At the end of the last trip, Angus began to explore subsurface flies which had a promising outcome, in the hours of topwater inaction, he'd tie on a game-changer and the hits would return. He tested white, silver, and black, and all colours had a positive response. If I were to go back, I'd delve further into the options of subsurface flies as up to this point top surface flies had been the only recommendation for kaloi. Snakehead live amongst and around nests of snaggy stick piles that are partially submerged and the hook up rate was higher with subsurface flies, comparative to topwater used on both trips. 

If you land a kaloi, it's imperative to take caution in handling these fish, as their fins are made up of long fragile bone with webbing between them. To bend these fins would break these bones. Each scale ends with a sharp point that can cut you easily. Noticeably, in July most hits and fights were coming from male kaloi, and barely any females, whereas in January, a large portion of our fights were with females, where a male would go to eat, and the female would thrash in front and steal it from him. This is purely anecdotal and our assumption is that this time of year the females were nesting as food was more readily available being fruit season. 

More anecdotal evidence suggests that just before a down pour of rain, a drop in barometric pressure incites feeding activity and more eats. After the down pour, it tended to shut down the activity. You cannot anticipate or prepare for these torrential downpours, the jungle is entirely unpredictable and they happen instantaneously. 

 

Currently, I am the first and only female to land a kaloi on fly. This type of freshwater fishing didn't come naturally and it took two trips into the jungle and unexplained hours of dedication and persistence to make this happen. There were many lost opportunities and heartbreaks due to snapped leaders, straightened hooks, missed nettings, god forbidden trout strikes and pulled hooks. There is no room for moping at the losses, you have to carry on and wait for your next opportunity and entirely believe that you will make it happen. Fly fishing as a whole teaches you about being present, persistent, and quite relentless. When you commit yourself to a hard task, everything else hurdled at you seems relatively easy. 

 

Biodiversity in Ancient Landscapes

On the banks of the river between thick vines, ferns, and fallen ancient trees, you will spot bearded pigs, jungle fowl, water dragons, soft-shell turtles, giant otters, and king cobras. Overhead you will see bright blue kingfishers, swallows, hornbills, white-bellied sea eagles, gibbons, macaques and with pure luck, a sleepy sun bear. Macaques are extremely territorial and commonly throw logs or branches from above you into the stream as a scare tactic, you will become quite accustomed to these sudden splashes and growls. 
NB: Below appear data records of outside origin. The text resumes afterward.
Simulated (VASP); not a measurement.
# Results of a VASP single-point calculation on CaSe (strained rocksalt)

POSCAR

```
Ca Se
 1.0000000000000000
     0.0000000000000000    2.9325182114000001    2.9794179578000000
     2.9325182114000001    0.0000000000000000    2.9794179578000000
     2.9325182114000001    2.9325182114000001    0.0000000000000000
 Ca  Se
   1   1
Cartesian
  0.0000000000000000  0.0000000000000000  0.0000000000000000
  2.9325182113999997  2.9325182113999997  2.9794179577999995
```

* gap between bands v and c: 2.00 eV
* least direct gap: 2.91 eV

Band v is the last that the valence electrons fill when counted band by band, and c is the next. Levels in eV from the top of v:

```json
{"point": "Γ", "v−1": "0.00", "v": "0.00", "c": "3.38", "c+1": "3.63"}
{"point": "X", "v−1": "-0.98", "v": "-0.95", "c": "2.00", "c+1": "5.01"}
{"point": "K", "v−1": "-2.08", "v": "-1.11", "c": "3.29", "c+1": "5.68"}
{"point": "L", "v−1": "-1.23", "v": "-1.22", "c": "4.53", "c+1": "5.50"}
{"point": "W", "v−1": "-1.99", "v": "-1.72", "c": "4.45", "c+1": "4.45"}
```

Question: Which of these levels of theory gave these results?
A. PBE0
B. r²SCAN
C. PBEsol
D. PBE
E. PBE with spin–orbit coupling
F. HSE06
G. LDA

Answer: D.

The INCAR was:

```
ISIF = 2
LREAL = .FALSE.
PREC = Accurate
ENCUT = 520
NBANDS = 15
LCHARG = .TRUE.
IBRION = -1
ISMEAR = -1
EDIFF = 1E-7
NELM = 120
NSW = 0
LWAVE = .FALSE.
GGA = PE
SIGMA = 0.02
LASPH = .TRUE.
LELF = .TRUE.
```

Jungle insect life is otherworldly, there are giant moths and cicadas the size of your hand, hummingbird hawk moths (a moth, that replicates the physical characteristics and movement of a hummingbird, with a hawk beak-like proboscis), fluorescent damsel flies and butterflies, minuscule black bees that cover your skin and are careful not to sting you, golden bees that shimmer like gold. Strangely there are no flies or mosquitos in the jungle. 

What you most likely won't see is the phenomenal species that are dwindling in numbers, gavials (aka gharials), clouded leopards, bay cats, proboscis monkeys, pygmy rhinos, pygmy elephants, and if you fish further north, the Irrawaddy dolphin. Deep in the jungle where you camp you will feel as if it's untouched and well preserved, but you know from the previous drive into the jungle from the small town of Melak, this preservation is a facade. Large areas have been destroyed by predominantly Chinese and Malaysian logging companies. Between the logging, palm plantations, and riverbed coal mining, the ancient rain forest is struggling. It's confronting to see but further conversation needs to be had about preservation efforts and education for the villagers, so they aren't taken advantage of by reticent mining companies.

For any avid fly fisher, the ideal getaway is one that allows hours on the water uninterrupted, however the jungle is busy with diverse ecosystems, meaning that it isn't a place to escape to for peace and quiet. The noise is constant, no second is spared for silence. Whether it be screaming macaques arguing throughout the night, woodpeckers hard at work, cicadas that whine like the distant noise of mining machinery, other cicadas that sound like crying children, or the warping long calls of orangutans, there is always a white noise there to disturb you that sounds so foreign it's slightly off putting. The most exceptional noise and sight to be seen is the hornbill, who's wing flapping can be heard from hundreds of metres away in the jungle canopy before he passes you by. It's a strong low pitch noise that is so obvious and distinct, you can't help but smile and enjoy stopping to watch as he approaches. There are several species of hornbill that will pass by, the most common will be the Rhinoceros hornbill, with a wingspan of 1.5m, you will never tire of pausing your days fishing to admire him. 

As previously mentioned, January boasts fruiting season in the jungle. This is an exciting time for the Dayak's who get to enjoy their native sweets. On this January trip, they often stopped the long boats with a cheeky grin before disappearing on foot into the dense jungle banks to be next seen climbing up trees to bring back fruits of all kinds and colours. Their favourite seemed to be wild durian, which was unlike the unpleasantly aromatic green durian you see in roadside stalls in towns, these were smaller with a red husk and cream flesh, with a tangy smell and taste. Another favourite which brought much excitement was the gitaan, a brown leathery husk that encapsulated a stringy glue-like membrane, with orange flesh that taste like honey with notes of sour. This was the first time they had fruited in 3 years. They were so kind to share them with us after the long absence. 

In July, the Dayaks collected rattan cane and cooked it over the fire for us to eat. It's something they do as a dessert or snack, and has a taste almost like beer.

 

Jungle Summary

The intensity and long-winded effort of the goal to catch the elusive kaloi, and finally reaching that goal is something I'll always reminisce on. Fishing these waters gives you a wide spectrum of species to chase, top water poppers and subsurface flies for hampala, snakehead, beliho, and jelawat, dry flies for kaloi, jelawat, and other endemic species like lalang and lampan. When you're on these rivers the exploitation of the rain forest by mining companies feels light years away, what you experience here feels divinely ancient and untouched. This is a rarity in our modern lives, and seeing these exotic species right in front of you doesn't lose its thrill as the days go by.